La Luna…August moon, drapes a creamed canopy over the small of one’s back. Tan lines shiver as heated hands creamed in aloe, gently soften seared skin, cooling sun’s promise and warming moonbeam’s silver lance.

Sanded afternoons…yellow, grainy with lemony kisses…melt away emotion’s last defense…drops in a sloshing tide, dissolves amidst a swirl of crushed shells, stone and yesterday’s bruised memories.

Benvenuti La Luna Bella…

July 22, 2023

Our blue moon is exhausted from exertion; shining brilliantly last night over darkened trees, sleeping houses and cooling land. She settles slowly way off somewhere behind the forest on a quiet Saturday dawn as she winks and nods a greeting to the new month. Morning yawns cautiously in reply. They find themselves together on the down side of nothing.

This nothing day is not a day without purpose, but time where the mind’s eye, rested and cleansed looks outward; far, far ahead to see the horizon still mercifully uncluttered with tightly drawn squares, check marks, detailed lines of faces all demanding that something happen. On August the first, the day after the Blue Moon, nothing must happen. There is brewing coffee and porch lingering while listening to energized neighbors discuss methods of pulling rocks out of the front and side yard; a few vicious sneezes, and then silence.

Wherever those people linger who demand that we ‘do’, may they linger elsewhere for just a little bit longer because our summer is not yet spent. The season turns just a touch more with that inevitable twisting down toward cooling ground, longer evenings and lengthening shadows.

In June we tossed aside notebooks, envisioning endless sand, puffy clouds, watermelon ice and corn dogs; this time it would last forever. But July always comes to an end. So soon, too soon Earth’s yellow orb cowers under the Blue Moon’s gaze and she blinks first and so soon must we. But not today. Not yet.

August’s first early dawn settles, just a touch reserved; waiting as the white curtains in the reading room billow and flap wildly, and over this rocky terrain we call home, wind chimes blow continually at the edge of this house on the hill. He labors with the land by 6:30; weeding and by mid morning I shall take him cold, iced lemon water because all seasons require kindness…

July 21, 2023

The game’s energy still radiates off the fading photographs…framed baseball memories and caramel copper colored hall of fame walls, hallways and benches. Faces, chatter…now silenced…captured forever along with the memory of Jim Crow and The Cuban Giants…snuff, chew, cleats and gloves…Lefty Gomez, Dizzy Dean and Mordecai ‘three fingers’ Brown.

Watching his pride as he snaps photo after photo of Roberto Clemente…I understand him much better now.

An afternoon well spent in the snow covered, desolate and deserted fields of Cooperstown, New York.

July 20, 2023

Summer lights on the beach…’tis an ugly political season once again…and I skip with lanterns in the sand, eating hush puppies and crab meat, turning my face to the wind…breathing water and salt and silence.

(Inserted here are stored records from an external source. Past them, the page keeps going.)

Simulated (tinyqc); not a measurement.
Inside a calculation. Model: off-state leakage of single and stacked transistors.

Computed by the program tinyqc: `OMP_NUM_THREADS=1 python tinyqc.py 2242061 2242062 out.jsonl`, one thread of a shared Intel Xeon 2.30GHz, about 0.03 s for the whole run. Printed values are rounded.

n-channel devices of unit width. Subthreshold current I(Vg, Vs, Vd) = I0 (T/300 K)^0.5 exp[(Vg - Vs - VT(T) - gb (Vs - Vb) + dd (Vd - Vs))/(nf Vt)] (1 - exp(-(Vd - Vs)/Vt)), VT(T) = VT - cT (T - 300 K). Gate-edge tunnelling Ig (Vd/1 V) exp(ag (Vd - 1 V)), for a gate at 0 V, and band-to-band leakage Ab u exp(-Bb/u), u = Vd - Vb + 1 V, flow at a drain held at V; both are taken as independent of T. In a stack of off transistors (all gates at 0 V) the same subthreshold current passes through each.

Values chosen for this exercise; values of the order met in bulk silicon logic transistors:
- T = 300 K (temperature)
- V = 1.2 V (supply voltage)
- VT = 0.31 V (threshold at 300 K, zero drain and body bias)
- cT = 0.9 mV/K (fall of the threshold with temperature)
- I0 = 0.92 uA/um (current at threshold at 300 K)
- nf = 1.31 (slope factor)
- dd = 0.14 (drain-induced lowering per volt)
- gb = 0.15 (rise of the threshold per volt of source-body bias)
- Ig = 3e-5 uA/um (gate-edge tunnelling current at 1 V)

I will not tread on trouble.

Most have read only the cover and introduction of things. There are many voices. No one truly knows the inner content.

I will not tread on trouble.

July 19, 2023

Eli’s morning statement: ‘You and I have to figure out how to handle Friday, Saturday and Sunday…the weekend…you know, we’re like horses let out of the corral’. I nod my head. He continues. ‘We need discipline and we don’t like discipline…you and me’. I nod my head. ‘We’re looking for the fifth leg of the cat, you know’. I nod, confused. I ask, ‘the fifth leg of the cat?’ He nods vigorously. ‘You know…the impossible…we’re looking for the impossible’. I nod. ‘The discipline, the ‘impossible’ or the cat?’ I wonder about these options out loud.

I’ve got horses, a cat with five legs…the concept of discipline. I’m not sure where I am in the conversation. ‘We need our ducks in a row’ he continues. So now, we’re off of the cats and horses, the mysterious fifth leg…and we find ourselves onto ducks. I reach into the bakery bag, the thing which started this whole conversation and grab a fresh, hot, salty pretzel dog. I take a bite.

‘Quack!’ I respond…

July 18, 2023

At approximately 2:30am, the heavens opened a window and threw a large bucket of water out over us. The deluge was short-lived, a thundering cavalcade across the roof and up against windows. I awakened, heard the sound and thought dreamily, ‘Oh good, this will break up the heat’.

The hot weather yesterday was beastly. Not monstrous like the western reddened land; burning up, lung searing, buried bones in crusted sand heat; the southwest endures that sort of furnace. No. Heat in the northeast is the kind which makes one stand at the end of the driveway, arms akimbo and say things such as ‘huh’ and ‘wait until February’. That sort of heat sets us back a pace or two. We don’t fight it. We don’t join it. We just wait.

On westward trips to South Dakota, as children our Mother admonished us, ‘Don’t fight it, it will only make you hotter’. In response we wailed, ‘But the seatbelt buckles are branding our legs!’ ‘Shhh…stop moving around so much. It only makes you hotter’. We hollered, ‘But look, the whole box of crayons has completely melted’. ‘Shhh…read a book, crank open the windows, be quiet and accept it’.

So now, as adults…freed from the searing buckles and the melted crayon wax, we handle the heat by going back inside the house. In the afternoon, we look out the living room window. The street is empty. There are a lot of children in this neighborhood. They will come out later when it cools down.

I haven’t seen our neighbors who live behind us for days, it seems. At twilight, I observe her with dog and family together, creep quietly out of the house and head up the sidewalk. The dog, a hugely furry husky looks bedraggled and generally disappointed with life. I wave and say, ‘Hello! How are you?’ ‘Oh, okay’…she sighs. ‘We’re finding things to do’. I nod and chuckle. ‘Huh’ I offer. She responds, ‘Huh’ and then they wander away, the dog still grieving his fate along the length of the heated sidewalk…

July 17, 2023

Notes on gravity and all things science…or not: when at the end of a long day, there is a bench in the hotel foyer which looks as if it is meant to be sat on…and under the end padded section of the bench, there is actually only air…and one is really tired…and one sits down on padded air…suddenly…wham! The floor is breached with panache and gumption.

The owner of the hotel comes running. The desk clerk comes running. A guest with a large dog comes running. A couple just entering the hotel observes that I am seated on the floor waiting to greet them.

The owner helped me up. The desk clerk, guest with dog, the couple…and others lingering in the area all slowly disappeared.

I’m fine.

Now, I’m going swimming. Wish me luck.